In what way does Fitzgerald indicate that Myrtle Wilson is not an intellectual in The Great Gatsby?
Within the setting of Fitzgerald's novel, the 1920s, there was in the United States a definitive class system. At that time, only the weathly were able to attend college, while most of the citizenry went to work right after graduation from high school, or even sooner. As the wife of a mechanic who lives in the less than desirable Valley of Ashes, on the "edge of the waste land," Myrtle Wilson is clearly placed in a social stratum separate from the Buchanans.

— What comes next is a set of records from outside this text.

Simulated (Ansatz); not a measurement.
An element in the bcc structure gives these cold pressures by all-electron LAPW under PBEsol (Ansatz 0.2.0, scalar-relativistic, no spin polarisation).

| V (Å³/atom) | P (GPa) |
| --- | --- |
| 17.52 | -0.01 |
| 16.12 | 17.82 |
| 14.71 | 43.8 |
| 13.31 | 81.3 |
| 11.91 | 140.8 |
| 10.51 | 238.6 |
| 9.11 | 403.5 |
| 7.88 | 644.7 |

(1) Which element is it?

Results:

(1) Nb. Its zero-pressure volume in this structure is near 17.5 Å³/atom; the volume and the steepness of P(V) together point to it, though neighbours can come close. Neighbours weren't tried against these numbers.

While she aspires to a life of wealth with Tom, proud of the material gifts such as the expensive collar for the little dog that he buys her, she does not conduct herself as any intellectual would. When, for example, she changes her dress at the New York apartment, Myrtle's "intense vitality" at the garage has transformed into "impressive hauteur." Her gestures and speech--"the room rang full with her artificial laughter"--are affected as Myrtle puts on airs. She haughtily speaks as though she is above the workers at the hotel:
"I told that boy about the ice." Myrtle raised her eyebrows in despair at the shiflessness of the lower orders. "These people! You have to keep after them all the time."
Unlike a lady or an intellectual, when she moves, Mrytle carries "her surplus flesh sensuously as some women can," Nick comments. She is earthy and vital, petty, and jealous. As she speaks with Nick, she describes her intense sexual attraction to Tom Buchanan. Further in the hotel scene, she openly disparages her husband. Also, Mrytle jealously shouts Daisy's name after being told by Tom that she has no right to say her name until Tom brutally hits her, an action that points to Tom's not being an intellectual, either. That Myrtle acts upon emotional urges rather than rational thought is finally evidenced by her rushing madly to the Gatsby's car that she mistakes for Tom's as it speeds by Wilson's garage.
You might like to think about the way that Myrtle has obviously chosen to decorate the apartment that she shares with Tom. There is a real air of pretension about Myrtle: her voice, her speech, her dress and the way she tries so hard to pass herself off as being part of the upper class to which Tom belongs. Clearly there is an element of this in the interior decor of the apartment. Consider the following description:
The living-room was crowded to the doors with a set of tapestried furniture entirely too large for it, so that to move about was to stumble continually over scenes of ladies swining in the gardens of Versailles... Several old copies of Town Tattle lay on the table together with a copy of Simon Called Peter, and some of hte small scandal magazines of Broadway.
Note how the furniture is deliberately ostentatious, so much so that it crowds the small apartment and is constantly in your face. Likewise, the reading material of Myrtle are gossip magazines rather than anything more intellectual. Such details clearly indicate the intelligence of Myrtle, her interests and her background.